To achieve that, he said he would try to facilitate more communication between the board and media outlets in Parsippany.

“The board needs to let people know what was discussed, so they’re more involved about the key issues going on with the town,” he said.

He added that at school board meetings, members of the public have been “told what happened” after the fact and members of the board have been, “answering questions rather than giving the information in advance.”

Gerstl, 51, has a son who is a freshman at Parsippany Hills High School and a daughter who is in sixth grade at Brooklawn Middle School. His wife is a paraprofessional in an autistic classroom at Littleton School. The family moved to Morris Plains six years ago from Morganville in part, Gerstl said, because of the quality of the Parsippany-Troy Hills school district.

“We researched it before we moved here,” he said. “I want to make sure the educations system stays great.”

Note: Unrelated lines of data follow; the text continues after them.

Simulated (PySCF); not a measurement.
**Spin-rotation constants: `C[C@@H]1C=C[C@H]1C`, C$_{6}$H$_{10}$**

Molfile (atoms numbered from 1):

Gerstl ran for town council in Parsippany and lost. He said he decided to run again for public office after being encouraged by some of the current school board members. He said he has attended a few school board meetings and also tracks the issues online.

Gerstl said he felt there needs to be more cooperation among members of the school board.

“It needs to be more of a team effort,” he said. “There’s been a lot of controversy with the board members not getting along or having their own agenda. You’re there to serve, to be the spokesperson for the schools and for children and to make sure that education is the priority.”